City of Ember belongs to one of the best and most enduring genres of children's films, in which smart kids stand up against the ignorant and aloof adult world and have a big adventure in the process. It also throws in a fantastical city, replete with whiz-bang inventions and secret societies. It's a mystery, then, that all the happy elements only add up to a big mush, a dull adventure and a contrived fantasy. Saiorsie Ronan is a fantastic heroine, but the story and the rest of the cast can't keep up with her lively pace.
Turns out the world ended 200 years ago, and some wise elders decided to pack away part of society in Ember, a city built entirely underground and powered by the river (nice use of alternative power!) that flows through it. They've only provided the city with enough provisions to last for 200 years, though, after which the humans left there will have to break out and fend for themselves. Unfortunately their foolproof method of letting their descendants know this-- a box with a message in it-- goes astray, and year 241 underground arrives complete with a crumbling infrastructure that no one knows how to fix.
Lina Mayfleet (Ronan) and Doon Harrow (Louis Treadaway) are 12-year-olds recently given their job assignments, Communist-style, that they will keep for the rest of their lives. Doon goes to work in the pipeworks hoping to gain access to the city's generator, which has been faltering and plunging the city into blackouts; Doon wants to fix the generator before it goes dark for good. Lina, as a messenger, runs across the city and gains access to the Mayor (Bill Murray), who seems uninterested in the looming catastrophe of total darkness. When Lina discovers the box with all the instructions for the future in it in her grandmother's closet, she starts to piece together an idea for how to escape Ember and find the real world. Turns out Lina's dead parents and Doon's dad (Tim Robbins) attempted a similar stunt years earlier that took Lina's dad's life.

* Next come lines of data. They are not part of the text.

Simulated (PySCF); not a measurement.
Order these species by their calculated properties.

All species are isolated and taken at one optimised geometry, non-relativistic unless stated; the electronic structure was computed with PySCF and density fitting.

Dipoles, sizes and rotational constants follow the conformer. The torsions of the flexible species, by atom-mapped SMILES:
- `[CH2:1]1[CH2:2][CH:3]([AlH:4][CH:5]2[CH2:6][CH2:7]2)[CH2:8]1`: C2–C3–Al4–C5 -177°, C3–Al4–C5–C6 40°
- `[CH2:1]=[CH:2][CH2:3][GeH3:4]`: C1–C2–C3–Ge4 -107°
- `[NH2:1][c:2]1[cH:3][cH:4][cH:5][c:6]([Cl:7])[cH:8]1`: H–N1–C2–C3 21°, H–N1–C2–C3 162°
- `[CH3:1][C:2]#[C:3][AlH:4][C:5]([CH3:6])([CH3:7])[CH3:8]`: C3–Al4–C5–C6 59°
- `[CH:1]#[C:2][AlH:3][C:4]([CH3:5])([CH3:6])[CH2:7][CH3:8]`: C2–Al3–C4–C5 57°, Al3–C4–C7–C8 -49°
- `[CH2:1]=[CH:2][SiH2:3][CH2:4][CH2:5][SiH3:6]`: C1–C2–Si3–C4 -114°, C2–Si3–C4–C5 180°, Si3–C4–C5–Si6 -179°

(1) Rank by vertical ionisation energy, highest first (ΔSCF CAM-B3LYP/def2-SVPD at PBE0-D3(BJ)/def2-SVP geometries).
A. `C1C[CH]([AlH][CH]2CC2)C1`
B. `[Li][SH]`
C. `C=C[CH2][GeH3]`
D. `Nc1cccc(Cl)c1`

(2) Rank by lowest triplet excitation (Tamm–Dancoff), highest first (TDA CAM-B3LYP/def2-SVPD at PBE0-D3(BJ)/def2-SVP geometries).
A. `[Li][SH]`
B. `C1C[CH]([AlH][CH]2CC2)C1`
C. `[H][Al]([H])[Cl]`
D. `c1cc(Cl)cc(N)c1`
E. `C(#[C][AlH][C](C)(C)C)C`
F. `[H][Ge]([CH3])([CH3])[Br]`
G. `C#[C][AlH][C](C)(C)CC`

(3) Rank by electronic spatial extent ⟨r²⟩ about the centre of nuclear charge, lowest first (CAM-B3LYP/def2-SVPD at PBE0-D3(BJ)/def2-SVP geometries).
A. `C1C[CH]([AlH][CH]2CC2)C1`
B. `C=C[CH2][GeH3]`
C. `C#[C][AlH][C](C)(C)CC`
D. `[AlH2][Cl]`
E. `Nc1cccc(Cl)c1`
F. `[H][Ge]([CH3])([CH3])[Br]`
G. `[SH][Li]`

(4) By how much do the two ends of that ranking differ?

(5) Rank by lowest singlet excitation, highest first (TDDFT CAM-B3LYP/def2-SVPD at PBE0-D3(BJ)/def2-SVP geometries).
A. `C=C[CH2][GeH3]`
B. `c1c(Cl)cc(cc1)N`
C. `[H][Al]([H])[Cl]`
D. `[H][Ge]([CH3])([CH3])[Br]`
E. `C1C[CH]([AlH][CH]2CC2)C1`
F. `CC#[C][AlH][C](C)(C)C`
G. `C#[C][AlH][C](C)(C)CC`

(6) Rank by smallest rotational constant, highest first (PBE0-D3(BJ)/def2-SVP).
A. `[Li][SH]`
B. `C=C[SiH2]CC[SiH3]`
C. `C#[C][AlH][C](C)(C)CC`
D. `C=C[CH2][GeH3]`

Plot points and character development whoosh by as Doon and Lina hunt for escape routes, including Lina's occasional run-ins with the city's lazy government and a terrifying encounter with a giant octopus-mole hybrid. Fascinating side characters float in and out, including Doon's boss in the pipeworks and a slimy shopkeeper, but director Gil Kenan seems hellbent on just driving the narrative forward. The movie clocks in at an acceptably short time for a kid's movie, but so much gets lost or glossed over along the way.
Ember itself is fascinating, an intricately detailed set that, like Diagon Alley or the Star Wars cantina, you'd like to take a few hours to wander around in. But so many questions about the city are left unanswered. Where did all these awful mutant animals come from? Why is it forbidden to venture to the outskirts of the city, and who is the guy who suddenly shows up there? Though the city is reportedly suffering a food shortage and a huge lack of funds, the people never seem all the concerned; are they brainwashed, or are they actually just that stupid? You get the feeling that Jeanne Duprau's book got into this stuff, while the movie never seems to have the time.
Murray's role winds up going nowhere, partly thanks to his sleepwalking performance and partly due to the rushed script. Robbins, too, doesn't get a fair shake, playing a father who is simultaneously encouraging and doubtful of his son's goals. Treadaway is the only one who gets a chance to equal Ronan, but both of them wind up as plot instigators more than anything else. Adventure kid's movies all end the same way, but the good ones have some spark that makes them worth following through until the end. Almost entirely humorless and derivative, despite its wonderfully inventive set, City of Ember is little more than a retread of the best movies the 80s had to offer. Yes, it's a shame no one is making movies like Goonies anymore, but this pale imitation is just as disappointing.